Fix cuda graphs & sdpa for dropout==0 (#101280)
Fixes cuda graph failures from https://github.com/pytorch/pytorch/pull/100931
Pull Request resolved: https://github.com/pytorch/pytorch/pull/101280
Approved by: https://github.com/ngimel
diff --git a/aten/src/ATen/native/transformers/cuda/flash_attn/fmha_api.cpp b/aten/src/ATen/native/transformers/cuda/flash_attn/fmha_api.cpp
index 092762a..d4ce611 100644
--- a/aten/src/ATen/native/transformers/cuda/flash_attn/fmha_api.cpp
+++ b/aten/src/ATen/native/transformers/cuda/flash_attn/fmha_api.cpp
@@ -341,8 +341,13 @@
}
launch_params.params.philox_args = philox_state;
} else {
- seed_t = at::empty({}, at::dtype(at::kLong));
- offset_t = at::empty({}, at::dtype(at::kLong));
+ if (at::cuda::currentStreamCaptureStatus() != at::cuda::CaptureStatus::None) {
+ seed_t = at::empty({}, at::dtype(at::kLong).device(at::kCUDA));
+ offset_t = at::empty({}, at::dtype(at::kLong).device(at::kCUDA));
+ } else {
+ seed_t = at::empty({}, at::dtype(at::kLong));
+ offset_t = at::empty({}, at::dtype(at::kLong));
+ }
}
run_fmha_fwd(launch_params);
diff --git a/test/test_transformers.py b/test/test_transformers.py
index 053678f..1f4ed7e 100644
--- a/test/test_transformers.py
+++ b/test/test_transformers.py
@@ -1990,6 +1990,7 @@
tmp = torch.rand_like(query, device=query.device) # test non-zero intragraph offset
output_tuple = torch.ops.aten._scaled_dot_product_flash_attention(
query, key, value, dropout_p=dropout_p, is_causal=is_causal, scale=scale, return_debug_mask=True)
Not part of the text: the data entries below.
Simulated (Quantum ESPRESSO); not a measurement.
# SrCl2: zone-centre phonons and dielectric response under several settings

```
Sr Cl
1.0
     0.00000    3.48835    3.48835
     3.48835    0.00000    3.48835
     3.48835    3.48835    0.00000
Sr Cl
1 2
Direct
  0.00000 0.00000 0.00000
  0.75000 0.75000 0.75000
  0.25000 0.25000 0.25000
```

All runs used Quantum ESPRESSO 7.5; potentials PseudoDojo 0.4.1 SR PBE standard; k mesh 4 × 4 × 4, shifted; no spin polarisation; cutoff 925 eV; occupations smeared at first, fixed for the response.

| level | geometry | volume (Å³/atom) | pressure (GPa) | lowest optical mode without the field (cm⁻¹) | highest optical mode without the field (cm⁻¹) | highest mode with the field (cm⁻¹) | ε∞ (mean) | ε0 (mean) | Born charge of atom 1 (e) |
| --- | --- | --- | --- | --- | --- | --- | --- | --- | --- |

+ assert all(not isinstance(o, torch.Tensor) or o.is_cuda for o in output_tuple)
g.replay()
out_first = output_tuple[0].clone()
dbug_mask_first = output_tuple[-1].clone()
diff --git a/torch/_inductor/cudagraph_trees.py b/torch/_inductor/cudagraph_trees.py
index ef009df..a3dd6c2 100644
--- a/torch/_inductor/cudagraph_trees.py
+++ b/torch/_inductor/cudagraph_trees.py
@@ -464,10 +464,6 @@
return f"StorageWeakRefWrapper to {self.data_ptr()}; alive"
-def is_cuda_tensor(x):
- return isinstance(x, torch.Tensor) and x.device.type == "cuda"
-
-
@contextlib.contextmanager
def _use_cuda_memory_pool_manager(device, mem_pool, stream):
"""
@@ -579,9 +575,11 @@
assert len(new_inputs) == 0
+ # sdpa returns cpu tensors when not recording cuda graph
def add_ref(o):
return (
o is not None
+ and o.is_cuda
and o.untyped_storage().data_ptr() not in non_cudagraph_inps
)
@@ -1057,6 +1055,11 @@
self.output_storage_alias.append(UnaliasedStorage)
continue
+ check(
+ o.is_cuda,
+ lambda: f"Expected all cuda outputs in cuda graph recording. Non cuda output from {self.stack_traces[i]}",
+ ),
+
ref = static_input_persistent_storage_ptrs.get(
o.untyped_storage().data_ptr(), None
)